I was in a league once where I saw a fellow owner sit quietly in the corner as he watched a stream of players get auctioned away. He took a conservative approach and did not want to overspend early.
That was a good strategy on his part.
He was so quiet, I wasn’t sure he was even participating in the league. I don’t think he even threw out any bids on players.
That was a bad strategy on his part.
Because when a player he finally had interest in was up for bidding, he straightened up in his chair, spoke his bids with authority, didn’t waste any time in raising the bid and even increased his bid several dollars at a time.
It was obvious to every owner in the league who this guy really wanted. And needless to say, he didn’t get great bang for his buck because other owners intentionally prolonged the bidding process for him.
Body language, facial expressions, and tone of voice are so important in the bidding process. You don’t want owners to know which players you truly are interested in and which ones you’re just trying to get at good value.
I suggest you always look like you’re interested in every player nominated, and offer a bid on most players, even if you don’t think that bid is high enough to win the player.
Also, let’s say you’ve allocated $20 to a certain player and the bidding is currently at $10. Don’t raise it by $5. Use $1-increments. And don’t raise the bid immediately, either. Let the auctioneer say: “Going once, going twice…” and then raise the bid at the last second.
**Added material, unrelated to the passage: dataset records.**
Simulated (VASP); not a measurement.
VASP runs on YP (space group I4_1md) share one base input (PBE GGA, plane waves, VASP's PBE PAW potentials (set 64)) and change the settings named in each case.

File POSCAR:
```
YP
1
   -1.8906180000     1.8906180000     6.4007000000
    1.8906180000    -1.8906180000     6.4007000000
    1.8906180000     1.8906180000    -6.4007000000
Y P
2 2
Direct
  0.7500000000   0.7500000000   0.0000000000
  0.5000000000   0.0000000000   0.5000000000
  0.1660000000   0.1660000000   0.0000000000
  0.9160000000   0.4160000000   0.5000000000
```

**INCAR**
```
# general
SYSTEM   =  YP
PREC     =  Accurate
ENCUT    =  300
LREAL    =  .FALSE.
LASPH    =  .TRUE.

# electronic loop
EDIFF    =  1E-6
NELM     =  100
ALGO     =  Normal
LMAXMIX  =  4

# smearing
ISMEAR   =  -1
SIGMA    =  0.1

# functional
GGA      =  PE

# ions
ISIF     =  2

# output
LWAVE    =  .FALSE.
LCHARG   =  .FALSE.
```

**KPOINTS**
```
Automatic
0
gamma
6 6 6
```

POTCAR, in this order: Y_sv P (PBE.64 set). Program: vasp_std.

And finally, practice the art of looking riddled with anxiety about how high the bidding is on a player that you want. Using the aforementioned example, you’ve told yourself that you’re willing to go as high as $20 on Player X, but it’s your job to make other owners think you’re having a really difficult time raising the bid from $10 to $11.
Sigh heavily, scratch your head, flip through your papers. It’s all an art form, and don’t let your body language betray you.